Technical Blog

Create new Wikipedia Miner’s webservices

Wikipedia Miner is a great toolkit to perform different operations on Wikipedia, including search (retrieval of articles) and algorithms implementation (suggestion of pages, categorization). It can help a lot in problems of natural language processing and web mining. It provides a clear API for manipulating the data with good performances.

The toolkit can be used using a Java API or webservices. The second one has several advantages including:

  • Lose-coupled interface to access data & algorithms
  • The server centralizes the DB and its access, so only the server requires a good hardware configuration.
  • Easy access to the service from different programming languages / software from different computers with no effort

Wikipedia Miner comes with ten useful services (listed here), but creating new services is very useful to add new functionalities.

As a predicate to this article, you need to have a working installation of Wikipedia Miner (see WikiMiner’s install guide).

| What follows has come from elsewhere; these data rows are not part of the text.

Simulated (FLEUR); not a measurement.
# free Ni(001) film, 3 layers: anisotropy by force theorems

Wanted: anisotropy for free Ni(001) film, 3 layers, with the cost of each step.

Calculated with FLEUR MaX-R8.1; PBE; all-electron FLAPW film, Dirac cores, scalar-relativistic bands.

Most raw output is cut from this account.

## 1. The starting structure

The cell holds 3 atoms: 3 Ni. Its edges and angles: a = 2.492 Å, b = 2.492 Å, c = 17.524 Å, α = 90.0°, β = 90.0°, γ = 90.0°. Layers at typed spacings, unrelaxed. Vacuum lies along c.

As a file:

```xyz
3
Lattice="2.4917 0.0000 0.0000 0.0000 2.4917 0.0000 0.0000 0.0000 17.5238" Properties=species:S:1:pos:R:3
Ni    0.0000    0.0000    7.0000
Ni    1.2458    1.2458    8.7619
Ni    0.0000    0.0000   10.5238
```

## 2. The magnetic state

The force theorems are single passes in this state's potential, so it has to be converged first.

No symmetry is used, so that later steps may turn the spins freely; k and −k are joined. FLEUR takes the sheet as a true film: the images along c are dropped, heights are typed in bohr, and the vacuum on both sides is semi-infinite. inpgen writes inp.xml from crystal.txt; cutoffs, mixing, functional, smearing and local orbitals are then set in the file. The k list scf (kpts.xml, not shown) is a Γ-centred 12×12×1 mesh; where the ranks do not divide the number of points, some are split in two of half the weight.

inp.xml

In this article we will create a very simple webservice that takes a list of Wikipedia’s articles IDs and return it’s ontology (if it exists, wether the article is a people, a company, etc.).

Creating an empty service

Creating a new service involves two main parts:

  • The service itself (Java code)
  • The Tomcat’s configuration
Basic service’s class

We need first to create a class that will handle the HTTP request. To do so, let’s create a OntologyService class inheriting from org.wikipedia.miner.service.WMService
that we will put in the package org.wikipedia.miner.service.
A class extending WMService needs at least to:

  • Call the super constructor with a description of the service
  • Define (override) the method buildWrappedResponse(HttpServletRequest)

We obtain the following code:

package org.wikipedia.miner.service;

import javax.servlet.http.HttpServletRequest;

import org.xjsf.Service;

public class OntologyService extends WMService {
	// Service description strings
	private static String groupName     = "core";
	private static String shortDescr    = "Returns the ontology of articles";
	private static String detailsMarkup = "<p>The service takes a list of article's ID and returns a map of ID=>Ontology. Ontology can be an empty string</p>";
	private static Boolean supportsDirectResponse = true;

	public OntologyService()
	{
		super(groupName, shortDescr, detailsMarkup, supportsDirectResponse);
	}

	@Override
	public Message buildWrappedResponse(HttpServletRequest request) throws Exception
        {
		// returns empty response
		return new Service.Message(request);
	}

}
Registering our service

Now that we have a very basic class handling requests, we need to ask Tomcat to redirect requests to it. To do so, we will edit the file web.xml located in the configs directory of the project.
We will configure two things:

  • The servlet (our service) with its name and it’s classpath
  • The mapping that will redirect HTTP requests to our class

We add to web.xml the following entries:

    <servlet>
      <servlet-name>ontology</servlet-name>
      <description></description>
      <servlet-class>
        org.wikipedia.miner.service.OntologyService
      </servlet-class>
      <load-on-startup>1</load-on-startup>
    </servlet>

    <servlet-mapping>
      <servlet-name>ontology</servlet-name>
      <url-pattern>/services/ontology</url-pattern>
    </servlet-mapping>

The mapping will redirect requests to services/ontology to our class. Note that this path is case sensitive.

Let’s test!

Now our service is ready to be used. However, we still need to deploy our new war jar so the modifications are taken into consideration.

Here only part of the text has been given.